Hassan Bakr, the driver accused of causing a crash involving a 60-rider group of cyclists in Sydney, Australia, last year, says it was the riders' fault for being in his lane.
Representing himself, the 34-year-old cross-examined his alleged victims at Downing Centre Local Court Wednesday morning, according to the Sydney Morning Herald.
Kate Nichols, one of the riders who crashed when Bakr allegedly stopped suddenly in front of the group on May 8, 2008, told the court that Bakr was about half a metre away from the riders when he veered into their lane as he drove by.
"Next thing I heard [was] a lot of shouting and everyone crashing, and I saw the car right in front of me, and I fell over other riders that had crashed," said Nichols, a survivor of the 2005 crash in Germany that killed Amy Gillett and seriously injured five members of the Australian team.
"While I was still in shock someone called out to get the number plate and at that stage I looked up and the car was 50 metres in front and drove off. It was too far away from me to get the number plate."
Bakr suggested that Nichols had been in the wrong by riding in the left lane. "By law it's not your lane, your lane is the emergency lane," he said. Magistrate Chris Clisdell pointed out that cyclists were allowed to use traffic lanes by law.
The riders were heading south, away from the city, at about 6.45am on Southern Cross Drive, one of the major routes into Sydney when Bakr allegedly swerved in front of the group and stopped suddenly.
Mr Bakr has admitted driving the car, but claimed that it backfired, forcing him to stop in the left lane. He has been charged with cutting in front of a vehicle, travelling in a transit lane, negligent driving and not supplying particulars.

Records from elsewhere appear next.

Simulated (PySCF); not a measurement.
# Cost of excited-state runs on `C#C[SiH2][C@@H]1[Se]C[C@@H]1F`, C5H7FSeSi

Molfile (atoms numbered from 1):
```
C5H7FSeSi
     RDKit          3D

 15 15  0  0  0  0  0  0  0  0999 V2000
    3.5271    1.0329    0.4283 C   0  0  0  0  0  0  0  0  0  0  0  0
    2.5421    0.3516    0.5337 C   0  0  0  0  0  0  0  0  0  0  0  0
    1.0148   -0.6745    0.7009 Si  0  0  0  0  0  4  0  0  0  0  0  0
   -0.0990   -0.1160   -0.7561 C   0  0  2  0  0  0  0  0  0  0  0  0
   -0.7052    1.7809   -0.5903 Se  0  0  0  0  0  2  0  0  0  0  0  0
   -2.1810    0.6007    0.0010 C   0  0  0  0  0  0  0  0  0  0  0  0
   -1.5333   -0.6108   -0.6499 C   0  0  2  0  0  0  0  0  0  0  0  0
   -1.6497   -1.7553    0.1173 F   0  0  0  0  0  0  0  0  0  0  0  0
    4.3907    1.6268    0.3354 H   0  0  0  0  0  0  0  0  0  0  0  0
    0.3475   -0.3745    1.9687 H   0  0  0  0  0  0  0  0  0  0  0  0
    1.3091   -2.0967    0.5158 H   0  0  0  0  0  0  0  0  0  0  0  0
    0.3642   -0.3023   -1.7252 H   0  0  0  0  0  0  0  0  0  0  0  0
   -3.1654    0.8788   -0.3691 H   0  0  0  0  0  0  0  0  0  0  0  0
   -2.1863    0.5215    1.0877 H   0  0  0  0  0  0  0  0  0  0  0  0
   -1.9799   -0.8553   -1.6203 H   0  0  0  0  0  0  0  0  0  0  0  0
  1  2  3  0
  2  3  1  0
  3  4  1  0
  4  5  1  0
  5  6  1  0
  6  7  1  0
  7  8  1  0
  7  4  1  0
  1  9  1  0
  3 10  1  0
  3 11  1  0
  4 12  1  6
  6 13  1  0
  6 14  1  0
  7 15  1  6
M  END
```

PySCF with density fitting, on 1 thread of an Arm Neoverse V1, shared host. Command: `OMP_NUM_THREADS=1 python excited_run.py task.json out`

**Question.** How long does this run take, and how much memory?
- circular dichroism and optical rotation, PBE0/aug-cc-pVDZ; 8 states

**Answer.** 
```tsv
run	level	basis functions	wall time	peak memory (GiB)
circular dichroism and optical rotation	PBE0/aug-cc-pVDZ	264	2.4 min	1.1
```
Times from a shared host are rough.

Nichols and her father, Kevin Nichols, said they had not heard the car misfire, according to The Australian.
Kevin Nichols managed to avoid the crash, but said he heard his fellow cyclists hitting the back of the car. When he went to the car to question the driver, he was surprised at Bakr's reaction. "I did not see a person who was angry and enraged, I saw a guy who thought it was a bit of a joke," said Nichols.